The Practice
The Current Practice
After a career as a civil rights litigator, Spriggs is now a sole practitioner. His practice focuses on two areas.
International Human Rights
He is currently representing prisoners at Guantánamo Bay. As part of that representation he has been active in working with other GTMO lawyers on strategy and lobbying the Congress to repeal legislation intended to be a substitute for habeas corpus.
He formed and led a delegation of lawyers to Kabul, Afghanistan to urge repatriation of all Afghans. Afghans repatriated since July 2007 have been detained at the Afghan National Detention Facility (ANDF) at Policharky Prison. He worked out ways in which U.S. habeas lawyers could assist their Afghan lawyer counterparts in seeking release of prisoners wrongly detained at the ANDF. He was an international observer of the 2009 presidential election in El Salvador.
He was part of a delegation which visited Honduras commencing the eighth day of the coup in 2009, when the U.S. position was in flux, working with civil society groups and having an audience with the U.S. Ambassador. He has returned on an “accompaniment” delegation as Honduras has become the country with the highest homicide rate and highest journalist homicide rate in the world.

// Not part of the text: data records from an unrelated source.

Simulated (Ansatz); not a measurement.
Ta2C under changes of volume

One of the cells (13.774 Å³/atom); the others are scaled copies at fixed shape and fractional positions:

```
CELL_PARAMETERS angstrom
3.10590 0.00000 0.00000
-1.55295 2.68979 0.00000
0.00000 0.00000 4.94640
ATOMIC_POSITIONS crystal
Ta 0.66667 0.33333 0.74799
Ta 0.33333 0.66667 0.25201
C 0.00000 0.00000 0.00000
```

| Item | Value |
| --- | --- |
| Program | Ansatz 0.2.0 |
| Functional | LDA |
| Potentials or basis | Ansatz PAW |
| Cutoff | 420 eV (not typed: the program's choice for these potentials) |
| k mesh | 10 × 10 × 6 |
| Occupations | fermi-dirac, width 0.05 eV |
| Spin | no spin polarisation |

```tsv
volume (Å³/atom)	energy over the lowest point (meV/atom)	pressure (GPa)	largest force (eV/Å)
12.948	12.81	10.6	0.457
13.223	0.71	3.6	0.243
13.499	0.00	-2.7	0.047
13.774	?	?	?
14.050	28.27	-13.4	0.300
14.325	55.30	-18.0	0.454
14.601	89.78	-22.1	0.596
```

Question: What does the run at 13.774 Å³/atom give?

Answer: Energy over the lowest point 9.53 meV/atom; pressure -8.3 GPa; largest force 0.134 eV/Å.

He has been on human rights investigations in countries such as Colombia, Chile, and Palestine.
He represented School of Americas Watch advocates against the Department of Defense in a Freedom of Information action.
He has represented the School of the Americas Watch before the Inter American Commission on Human Rights, seeking to hold the SOA accountable for its record of training Latin American military in ways which have led to massive human rights violations in Latin countries over the past 40 years.
Employment Discrimination Statistical Analysis
Building on 40 years of experience he is available for consultation and co-counseling on the data base and statistical aspects of class actions.
This entails several kinds of expertise.
He works with firms in framing the issues amenable to class action treatment and in drafting pleadings seeking class certification.
He works with computer scientists to discover and analyze the electronic personnel records of defendants. This is one of the keys to successful class actions. The employer's electronic personnel records are obtained through discovery. He and a computer scientist arrange the records in a way to make them useful in analyzing the company's personnel practices. The firm also develops electronic databases to keep track of witnesses and class members.
He then works with expert witnesses such as labor economists, industrial psychologists, and gerontologists, as required by the cases. This also entails examining the opposing experts in the relevant fields.
In recent years the he has litigated in courts in Florida, Georgia, Alabama, Iowa, Illinois, New York, Kentucky, Tennessee, Missouri, Virginia, South Carolina, North Carolina, and the District of Columbia. The classes have included a variety of geographical scopes, including the recent successful nationwide racial discrimination class action against Walgreens.